Gus (Drawing top out of pajama pants and laughing): I must patent this. (78-9)
After this extended seduction scene–carried out in all innocence on Isabelle’s part, at least, Gus makes his move not once but twice and is rebuffed–but reluctantly. Finally, she meets him in an embrace.
Isabelle: Oh, Gus, I am happy!
Gus: It is I who am so happy.
Isabelle: I love you.
Gus: But, darling, you are trembling. Are you then so afraid?
Isabelle: I’m a little bit afraid.
Gus: But you must not be. Life is beautiful…and its most beautiful moments are called…love. They are very rare, my Isabelle, such moments as this…to be accepted tenderly…and without fear. (80)

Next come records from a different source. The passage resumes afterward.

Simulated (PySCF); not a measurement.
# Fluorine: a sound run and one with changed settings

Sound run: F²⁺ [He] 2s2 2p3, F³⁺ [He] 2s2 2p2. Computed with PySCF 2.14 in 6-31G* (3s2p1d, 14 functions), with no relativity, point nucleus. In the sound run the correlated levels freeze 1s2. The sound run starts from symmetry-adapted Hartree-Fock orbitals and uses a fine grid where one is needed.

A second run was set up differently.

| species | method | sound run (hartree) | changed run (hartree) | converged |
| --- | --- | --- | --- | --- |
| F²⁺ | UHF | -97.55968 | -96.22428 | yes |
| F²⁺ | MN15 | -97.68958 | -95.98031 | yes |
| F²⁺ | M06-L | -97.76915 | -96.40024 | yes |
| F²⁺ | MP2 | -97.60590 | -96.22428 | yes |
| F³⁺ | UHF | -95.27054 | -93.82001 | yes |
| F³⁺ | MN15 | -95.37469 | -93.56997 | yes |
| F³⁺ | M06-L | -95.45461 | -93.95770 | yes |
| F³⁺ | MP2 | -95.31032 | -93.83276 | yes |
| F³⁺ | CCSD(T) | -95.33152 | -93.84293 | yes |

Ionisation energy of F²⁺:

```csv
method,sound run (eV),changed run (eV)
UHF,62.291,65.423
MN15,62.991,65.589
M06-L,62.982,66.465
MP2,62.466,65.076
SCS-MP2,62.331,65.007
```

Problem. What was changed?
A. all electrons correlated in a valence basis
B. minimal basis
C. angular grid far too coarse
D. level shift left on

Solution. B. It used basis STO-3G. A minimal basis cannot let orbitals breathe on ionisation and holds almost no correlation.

And then Isabelle starts crying and the light slowly dawns on Gus. Although he does not use the word, he realizes she is a virgin. (His phrasing: “But you are a baby!”) And he can’t do it–which Isabelle proceeds to take as an insult to her womanhood. He puts her to bed, gives her a teddy bear (!), and goes to sleep in the Judge’s apartment. She uses all those proverbial feminine wiles to get him to stay, but, with an effort of will, he leaves, telling her, “Now–hook the chain on the door, baby!” Isabelle has a tantrum as the curtain drops, tosses the teddy bear across the room and crying, “I’m not a baby! I’m not a baby!” (83)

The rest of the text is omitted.